If you build it, they will come.
That’s the age-old mantra Western Sydney will be banking on after they announced on Monday a 10-year deal to call Bankwest Stadium home.
The Wanderers confirmed all 13 of their home A-League matches, as well as FFA Cup and some W-League games, will be played at the new $300 million venue.
It comes after they have spent their past three seasons at Spotless Stadium and ANZ Stadium, where crowds and performances have hit club lows this campaign.
“The last three years have been very difficult for us. We’ve been wandering around the wilderness for quite a while,” Wanderers chairman Paul Lederer said.
“But it was well worth it. This will allow our fans to experience the best viewing facilities in the world.”
After averaging 17,746 people in 2016-17, the Wanderers’ struggles last season meant only 11,924 people per game came through the gates.
And it has been even worse this summer, with only the hapless Central Coast averaging less than the Wanderers’ 8,490 each home match.
Their famed supporter group, the Red and Black Bloc, refused to be active in Sunday’s draw with Perth due to long-held grievances with authorities.
“The stadiums we played in were reasonable but nothing like this,” Lederer said, referring to the soon to be opened Bankwest Stadium.
“And this is our home ground. It has been the home ground from day one.
“I’m sure our fans will come back. We look forward to the next season.
“I’d like to think our membership will grow, and I think we’ll be one of the largest clubs, if not the largest club in the land.
“The RBB is important to us. Hopefully they will come in numbers.”
After winning just two of their opening 17 games, the Wanderers have found some form to claim two wins and a draw in their past three.
However, with just seven games remaining, they remain long shots to close the gap on the top six and are destined to miss the finals for the third-straight season.
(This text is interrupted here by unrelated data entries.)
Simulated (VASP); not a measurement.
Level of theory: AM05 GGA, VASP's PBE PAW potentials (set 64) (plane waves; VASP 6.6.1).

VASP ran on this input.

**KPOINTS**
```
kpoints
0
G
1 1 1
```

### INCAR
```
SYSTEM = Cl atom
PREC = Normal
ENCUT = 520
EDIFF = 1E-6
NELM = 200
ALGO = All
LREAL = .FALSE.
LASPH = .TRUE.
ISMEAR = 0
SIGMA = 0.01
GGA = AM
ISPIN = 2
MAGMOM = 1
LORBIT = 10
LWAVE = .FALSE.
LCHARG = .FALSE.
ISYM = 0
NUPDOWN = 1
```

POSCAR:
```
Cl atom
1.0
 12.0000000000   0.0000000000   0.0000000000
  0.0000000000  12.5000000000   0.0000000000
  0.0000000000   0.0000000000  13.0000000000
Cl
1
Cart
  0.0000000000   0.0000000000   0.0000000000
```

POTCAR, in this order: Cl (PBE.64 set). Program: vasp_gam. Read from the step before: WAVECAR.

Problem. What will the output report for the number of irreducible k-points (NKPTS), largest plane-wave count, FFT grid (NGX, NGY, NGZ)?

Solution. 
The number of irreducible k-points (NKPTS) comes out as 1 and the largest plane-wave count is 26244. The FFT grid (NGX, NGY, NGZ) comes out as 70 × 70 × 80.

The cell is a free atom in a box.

“I don’t want to blame the stadium for their performance. Our performance was mediocre, to be honest,” Lederer said.
NSW Sports Minister Stuart Ayres said it was an exciting day for the history of Bankwest Stadium, which will have the steepest stands in the country.
“We think this is going to be the best possible fan experience for the Western Sydney Wanderers fans,” Ayres said.
The Wanderers’ first game at Bankwest Stadium will be a friendly match against English side Leeds United on July 20.